While attending the Art Students League, Reginald began a serious relationship with Elizabeth ‘Betty’ Burroughs, also a League student and daughter of Bryson Burroughs, curator of paintings at the Metropolitan Museum of Art. Betty was “an archetypal urban flapper in the 1920s – bright, well-to-do, and, like Marsh, caught up in the fast pace of postwar city life” (Todd 52). They married in the fall of 1923 and Reginald moved out of the Village and into the comfort of the Burroughs family home in suburban Flushing, Queens. The artist whose name is synonymous with gritty urban realism spent the next decade commuting into the city from a bucolic idyll, “in the midst of cows, flowers, trees” (Bishop and Marsh, “Kenneth Hayes Miller” 170). The Burroughs were a clan of artists, like Reginald’s own family, and he reaped immediate benefits from his well-connected new mate. Betty’s brother, Alan Burroughs, an art historian and pioneer in the x-ray examination of paintings, wrote an article for the February 1923 issue of The Arts, entitled “Young America – Reginald Marsh.” Burroughs described Marsh as a social illustrator living wholly in the moment, holding tightly to realism. A mature young man with little interest in other student’s theoretical discussions of abstraction, Marsh was serious to the point of boring. Though naturally shy, speaking in an inaudible mumble, if provoked, he might express himself with a rigid and authoritarian tone. When faced with opposing viewpoints, Marsh could suddenly, without warning, burst into a tirade of inflexible artistic convictions. Burroughs’ article contained a direct quotation from Marsh, a relentless stream-of-consciousness giving a sense of his narcissism and manic energy:
I was born in Paris in ’98. At the age of two I came to New York. Steaming up the harbor I felt, although I never had been there, that here was my home. The skyline of Manhattan … I’m stuck. No I’m not … At the age of thirteen I conducted a mayoralty campaign in the Nutley Bulletin by drawing a series of cartoons. Then I was sent away to military school where I learned to play the drum. I almost became a timekeeper for the American Can Co. And finally, I took exams for Princeton and went to Yale, where I rowed on the twentieth varsity crew. It was a seven-oared crew; we never could find an eighth man … I don’t crave the sordid things in life, like money or fame; beauty – that’s it. I want to educate the public to my pictures … at $500 per. The most important factor in my development has been a half grapefruit for breakfast every morning. Gee, that sounds artistic! (Burroughs 138-9)
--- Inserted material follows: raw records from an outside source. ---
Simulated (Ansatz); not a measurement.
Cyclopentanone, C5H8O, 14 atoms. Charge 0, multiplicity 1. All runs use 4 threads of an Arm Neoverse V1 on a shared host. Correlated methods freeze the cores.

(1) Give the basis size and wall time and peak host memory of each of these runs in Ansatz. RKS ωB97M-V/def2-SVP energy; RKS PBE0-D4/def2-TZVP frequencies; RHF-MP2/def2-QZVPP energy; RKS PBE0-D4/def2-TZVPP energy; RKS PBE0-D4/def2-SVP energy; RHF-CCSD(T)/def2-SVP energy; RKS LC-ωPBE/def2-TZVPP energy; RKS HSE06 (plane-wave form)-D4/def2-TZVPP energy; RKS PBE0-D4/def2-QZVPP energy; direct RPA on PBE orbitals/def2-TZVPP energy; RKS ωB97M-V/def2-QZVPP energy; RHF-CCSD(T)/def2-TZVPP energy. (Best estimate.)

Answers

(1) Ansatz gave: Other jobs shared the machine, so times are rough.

Like many artists of his generation, Marsh first found employment as a magazine and newspaper illustrator. He was lucky enough in his very early career to work for a well-known publication and share an apartment with an established veteran. During the early 1920s, before his first marriage, Marsh worked as a staff artist with the New York Daily News covering the vaudeville circuit and roomed with ace cartoonist and satirist Edmund Duffy. Duffy taught the young Marsh how to get into burlesque shows free by promising to draw caricatures of the leading stars for the Sunday papers (Marsh, “Let’s Get Back” 292). Marsh’s New York Daily News illustrations were very popular and the experience opened many doors.
Some of Marsh’s best earliest illustrations were featured in Vanity Fair, a high-end, class-based publication that geared its stories, advertisements and illustrations towards wealthy, educated social elites. Still, Vanity Fair often bypassed rigid social boundaries by covering topics relating to popular culture. Marsh’s illustrations helped Vanity Fair toe the line between high and popular culture, between ‘fine’ and popular art, a distinction that was actually never as clear-cut in America as it was in Europe (Laning, “Eyes of Marsh” 23). Vanity Fair introduced Reginald Marsh to one of his enduring themes. The artist wrote: “It was in the early 1920s that I took up the subject matter I still like to paint best. [Vanity Fair’s editor] Frank Crowninshield sent me out to Coney Island one day to make a drawing, and I’ve been going out there every summer since, sometimes three or four days a week” (Marsh, “Let’s Get Back” 296). Coney Island was, and is, a seaside resort, with sunny beaches and amusement parks, in Brooklyn. Coney Island was an acquired taste, but, according to Marsh, it was worth the effort.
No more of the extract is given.